New York Times, Elite Law Firm’s All-White Partner Class Stirs Debate on Diversity:
The post appeared on LinkedIn in early December: Paul, Weiss, one of the country’s most prominent and profitable law firms, said it was “pleased to announce” its new partner class.
In the image, 12 lawyers looked out at the world, grinning.
What followed, however, was nothing to smile about. In short order, people across the industry began to comment that all of the faces were white, and only one was a woman’s. ...
A little over a week after it was posted, the image was taken down. Paul, Weiss has said that it regretted the “gender and racial imbalance” of its 2019 class, and that the class was an outlier.
“We have a very good track record in terms of diversity,” Brad Karp, the firm’s chairman, said in an interview. “We’ve always been ranked at the very, very top of every survey.”
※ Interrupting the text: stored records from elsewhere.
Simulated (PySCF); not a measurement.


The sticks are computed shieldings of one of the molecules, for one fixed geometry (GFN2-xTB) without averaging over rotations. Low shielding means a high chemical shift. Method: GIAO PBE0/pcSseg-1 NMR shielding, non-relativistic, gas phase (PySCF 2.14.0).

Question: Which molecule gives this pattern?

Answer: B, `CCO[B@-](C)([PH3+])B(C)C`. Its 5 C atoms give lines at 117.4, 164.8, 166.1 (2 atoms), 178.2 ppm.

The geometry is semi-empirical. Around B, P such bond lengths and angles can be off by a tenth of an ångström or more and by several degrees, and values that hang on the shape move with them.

Paul, Weiss, with its 144 partners and about 1,000 lawyers, is, in fact, more diverse at the partner level than most of its peers. It has more African-American partners with an ownership stake, six, than a large majority of the country’s 200 biggest firms, and far more than elite competitors like Cravath, Debevoise & Plimpton and Davis Polk.
Women make up 23 percent of partners at Paul, Weiss, compared with 18 percent across the top 200 firms, according to data collected by ALM Intelligence.
Still, Paul, Weiss is no exception to the broader pattern across big law: the share of partners who are women and people of color is much smaller than the number reflected in the ranks of associates, or those starting law school, not to mention the general population. ...
Diversity remains an unfulfilled promised in a variety of elite industries, including tech and finance as well as at big media companies like The New York Times.
More than 20 women and people of color interviewed for this article described obstacles to achieving diversity at Paul, Weiss. Many said that opportunities to be groomed for partner are harder to come by for women and minorities. Even as their work shined, some said, they failed to break into the good graces and social circles of the firm’s top lawyers, who must champion those hoping to earn a lucrative spot as a partner.